Understanding Basics of Management Skills


Even if your title doesn’t say “manager,” you can still harness the power of management skills!

The next time your boss says, “Handle it…” will you be ready? Do you feel 100% confident managing projects, people, and situations independently?

It’s a fact: If you want to be an “exceptional assistant,” a fully contributing member of your team, you need the skills of a manager to survive and thrive. You need skills to remain positive, skills to make decisions, manage change and manage tasks, solve problems, negotiate what you need – watch problems dissolve and roadblocks fall as you use the time-tested management skills.

Basic Management Skills

There are four basic management skills anyone must master to have any success in a management job. These four basic skills are the plan, organize, direct, and control and are discussed separately in detail below.


Planning is the first and most important step in any management task. It also is the most often overlooked or purposely skipped a step. While the amount of planning and the detail required will vary from task to task, to skip this task is to invite sure disaster except by sure blind luck. Proper Planning Prevents Poor Performance.

Managers plan for three reasons

  1. Establish an overall direction for the organization’s future
  2. Identify and commit resources to achieve goals
  3. Decide which tasks must be done to reach those goals


  • involves tasks that must be performed to attain organizational goals,
  • outlining how the tasks must be performed, and
  • indicating when they should be performed.



A manager must be able to organize teams, tasks, and projects in order to get the team’s work done in the most efficient and effective manner. As a beginning manager, you may be organizing a small work team or a project team. These same skills will be required later in your career when you have to organize a department or a new division of the company.

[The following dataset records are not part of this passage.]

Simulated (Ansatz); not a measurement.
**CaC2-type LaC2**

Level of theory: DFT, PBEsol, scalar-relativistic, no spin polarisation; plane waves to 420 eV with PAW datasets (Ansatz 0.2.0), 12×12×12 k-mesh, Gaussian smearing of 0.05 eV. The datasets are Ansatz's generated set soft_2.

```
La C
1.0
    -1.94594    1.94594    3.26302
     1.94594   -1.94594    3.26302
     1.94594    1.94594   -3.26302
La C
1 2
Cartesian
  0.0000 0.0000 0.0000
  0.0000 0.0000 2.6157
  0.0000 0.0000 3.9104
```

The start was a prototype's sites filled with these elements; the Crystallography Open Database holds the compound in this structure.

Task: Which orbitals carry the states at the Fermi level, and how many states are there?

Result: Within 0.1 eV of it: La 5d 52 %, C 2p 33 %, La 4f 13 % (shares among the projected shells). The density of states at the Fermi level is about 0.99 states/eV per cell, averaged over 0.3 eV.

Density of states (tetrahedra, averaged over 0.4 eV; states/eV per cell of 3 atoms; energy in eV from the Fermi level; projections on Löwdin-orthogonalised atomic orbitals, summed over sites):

Clearly, there is a lot of overlap between planning the work and in organizing it. Where planning focuses on what needs to be done, an organization is more operational and is more focused on how to get the work done best.

When you organize the work, you need to:

  1. determine the roles needed,
  2. assign tasks to the roles,
  3. determine the best resource (people or equipment) for the role,
  4. obtain the resources and allocate them to the roles, and
  5. assign resources to the roles and delegate authority and responsibility to them.


Directing is the action step. You have planned and organized the work. Now you have to direct your team to get the work done. Start by making sure the goal is clear to everyone on the team. Do they all know what the goal is? Do they all know what their role is in getting the team to the goal? Do they have everything they need (resources, authority, time, etc.) to do their part?

Pull, Don’t Push
You will be more effective at directing the team toward your goal if you pull (lead them) rather than push (sit back and give orders). You want to motivate the people on your team and assist and inspire them toward the team goals.


It is essential that the manager be able to control the team’s activities.

In the steps above, you have planned the work, organized the resources to make it happen most efficiently, and directed the team to start work. In the control step, you monitor the work being done. You compare the actual progress to the plan. You verify that the organization is working as you designed it.

If everything is going well, you do not need to do anything but monitor. However, that seldom happens. Someone gets sick, the database sort takes longer each iteration than projected, a key competitor drops their prices, a fire destroys the building next door and you have to evacuate for several days, or some other factor impacts your plan. The control step now dictates that you have to take action to minimize the impact and brings things back to the desired goal as quickly as possible.

Often this means going back to the planning stage and adjusting plans. Sometimes it may require a change in the organization. and you will have to re-direct everyone toward the new goals and inspire them. Then, of course, you control the new plan and adjust if needed. This cycle continues until you complete the task.

Leading (Influencing) means guiding the activities of the organization members in appropriate directions. The objective is to improve productivity.

Getting others to perform the necessary tasks by motivating them to achieve the organization’s goals. The crucial element in all functions.